Sami Haahtinen <ressu@ressukka.net> writes:

> I can understand that a part of the people behind Debian feel hostile
> against Ubuntu because it's succeeding in something that Debian was
> trying to achieve. But what i can't understand is that people behind
> Ubuntu are trying to reach out and build a bridge between the people in
> Debian and some people are intentionally trying to burn them. They are
> really investing time on the co-operation, they are creating tools to
> help this. What are the Debian people doing, they are bitching about
> Ubuntu people not putting their backs in to it.

For those who are concerned with closer co-operation between Debian and
Ubuntu, lots of people have already tried to send a clear message.  The
best way to encourage and help this is to *stop posting things like the
above* and just go work on syncing changes.  Help with the work, don't
tell us what we do and don't believe.

As long as you keep accusing people of burning bridges or bitching about
other people's work, those of us who feel like we have legitimate concerns
tend to want to repeat them or try to explain them again.  The result is
that threads about the *differences* get longer and longer and accumulate
more posts, and as a result the gap looks wider and wider.

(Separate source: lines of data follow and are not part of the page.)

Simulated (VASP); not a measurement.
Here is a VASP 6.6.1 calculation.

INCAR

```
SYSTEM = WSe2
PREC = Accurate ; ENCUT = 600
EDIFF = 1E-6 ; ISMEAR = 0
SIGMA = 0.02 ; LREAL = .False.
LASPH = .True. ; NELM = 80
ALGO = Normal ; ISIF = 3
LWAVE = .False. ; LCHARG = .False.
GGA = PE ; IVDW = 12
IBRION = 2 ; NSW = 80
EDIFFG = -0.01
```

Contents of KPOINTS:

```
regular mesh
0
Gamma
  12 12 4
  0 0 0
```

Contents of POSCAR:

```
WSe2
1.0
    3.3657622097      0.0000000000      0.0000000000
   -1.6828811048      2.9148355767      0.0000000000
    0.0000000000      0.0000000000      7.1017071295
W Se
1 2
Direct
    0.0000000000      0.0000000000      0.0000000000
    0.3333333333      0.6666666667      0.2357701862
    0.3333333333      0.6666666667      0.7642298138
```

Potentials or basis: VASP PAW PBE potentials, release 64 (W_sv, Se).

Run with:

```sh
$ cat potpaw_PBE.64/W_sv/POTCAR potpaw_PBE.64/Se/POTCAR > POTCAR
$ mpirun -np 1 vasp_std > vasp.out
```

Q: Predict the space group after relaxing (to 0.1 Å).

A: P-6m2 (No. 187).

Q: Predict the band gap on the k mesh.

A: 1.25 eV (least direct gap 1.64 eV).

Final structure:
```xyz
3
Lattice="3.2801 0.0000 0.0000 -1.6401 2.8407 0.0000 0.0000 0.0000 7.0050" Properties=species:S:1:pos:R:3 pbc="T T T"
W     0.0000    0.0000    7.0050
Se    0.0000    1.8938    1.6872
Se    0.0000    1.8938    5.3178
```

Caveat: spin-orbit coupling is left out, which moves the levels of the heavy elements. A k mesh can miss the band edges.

If, on the other hand, you'd accept that a lot of Debian developers really
care deeply about things like free software and aren't going to use tools
like Launchpad *but still want to co-operate*, stopped bringing up the
things that we disagree about, and started trying to improve communication
by taking a few Ubuntu fixes and filing them as Debian patches, or helping
with a Debian transition like the modular X transition that will obviate
the need for tons of divergence, or did something else concrete to bring
the distributions closer together, you'd find that many of the same people
who are arguing with you here would happily help.

Personally, I monitor the Ubuntu patches for all of my packages and apply
whatever looks reasonable.  Maybe it's not the best way to contribute back
changes, but it works fine for me.  It probably wouldn't if my packages
had more complex differences, so finding a better way to communicate those
complex differences would be valuable work.  If closer collaboration is
something you want to see, stop telling us that the only reason why we're
not working harder for Ubuntu is because we're jealous, *listen* to what
we're actually saying, and help synchronize the hard cases.

All this nattering on mailing lists doesn't make the software any better.